I just read an interview given by Hilla Becher to the German Süddeutsche Zeitung Magazin and translated by Joerg Colberg on his blog
I don't want to explain who Hilla Becher is here, but the interview is interesting, and worth reading. However I'd been reading several things this morning and the following exchange caught my attention. (Please bear in mind this is taken out of context of the whole article as it appears on Joergs site)
SZ: So then he took photos?
HB: Right. He borrowed a 35mm camera and took photos, to use them for his sketches. That's how it started, photography as the means to an end.
SZ: That sounds like the mentality of a historian or someone archiving things. Did you consider yourselves as artists at all?
HB: What is an artist? Calling yourself an artist does not make you one, that's for others to decide. It doesn't make any sense to say: I am an artist!"
The interviewer brings into question what makes an artist, and gets a bit of a rebuff. This chimed in with the other things I'd been reading, or remembering.
In E H Gombrichs "The Story of Art" he disarmingly tells us at the start that there is no such thing as art, only artists. Art is what artists do... This bears thinking about. It supposes that we do not have rules against which some artifact is judged, and then considered art, or not art. And after that, art, but not good art. Thank goodness! However it supposes that we have criteria that enable us to decide who is an "artist". And whatever they do, be it the Sistine Chapel or pissing in the street is then art. On the whole, I prefer the latter.
In either case, however, there must be some kind of panel somewhere which judges. That is what Becher is alluding to when she says "That is for others to decide". But what others? The photographer Josef Koudelka is well known for his reticence - "I just take photographs - what they mean is up to others" What they mean, and whether they are "art" is subtly different, although I would like to think that art involves meaning in some way, Does he have some kind of jury in mind? I don't think so. Who then are the arbitrators in todays world - the public, the wealthy patrons, the punters/commentators/critics? There is no objective value in "art". The loudest voices or the deepest pockets decide.

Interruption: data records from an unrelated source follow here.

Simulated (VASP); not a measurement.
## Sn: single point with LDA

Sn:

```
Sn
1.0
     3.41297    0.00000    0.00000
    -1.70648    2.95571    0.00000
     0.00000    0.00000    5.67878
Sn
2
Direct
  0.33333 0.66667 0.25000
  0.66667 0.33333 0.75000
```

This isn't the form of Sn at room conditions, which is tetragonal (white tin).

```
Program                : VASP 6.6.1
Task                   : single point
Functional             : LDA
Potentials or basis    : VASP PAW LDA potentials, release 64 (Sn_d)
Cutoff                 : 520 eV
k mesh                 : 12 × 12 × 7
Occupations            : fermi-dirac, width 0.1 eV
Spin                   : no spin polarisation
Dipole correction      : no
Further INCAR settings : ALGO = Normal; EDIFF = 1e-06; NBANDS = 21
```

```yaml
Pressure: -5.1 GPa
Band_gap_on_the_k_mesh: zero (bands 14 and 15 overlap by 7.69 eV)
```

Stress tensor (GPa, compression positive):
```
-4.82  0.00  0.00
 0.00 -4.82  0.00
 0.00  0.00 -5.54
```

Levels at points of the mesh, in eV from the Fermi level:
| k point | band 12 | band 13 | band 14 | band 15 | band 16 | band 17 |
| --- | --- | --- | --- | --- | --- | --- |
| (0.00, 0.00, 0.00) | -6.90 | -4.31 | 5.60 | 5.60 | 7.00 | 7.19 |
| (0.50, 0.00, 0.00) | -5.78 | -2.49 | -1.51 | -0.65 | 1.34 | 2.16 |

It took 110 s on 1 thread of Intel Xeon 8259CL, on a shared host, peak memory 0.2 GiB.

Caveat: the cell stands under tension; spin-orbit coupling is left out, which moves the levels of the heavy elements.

Sometimes an "artist" has a view. Picasso had been elevated to this ephemeral position at the time he commented on Bonnard's paintings, something mentioned in Michael Kimmelmans "Accidental Masterpieces". He didn't rate Bonnard, his art was outdated and couldn't stand with the progressive work characterised by his own. This was bullying, from a position of power, but also an indication of fashion - that other decider in what is "art" at any given time. Bonnard is on the up, but whether he will replace his critic is still down to "others".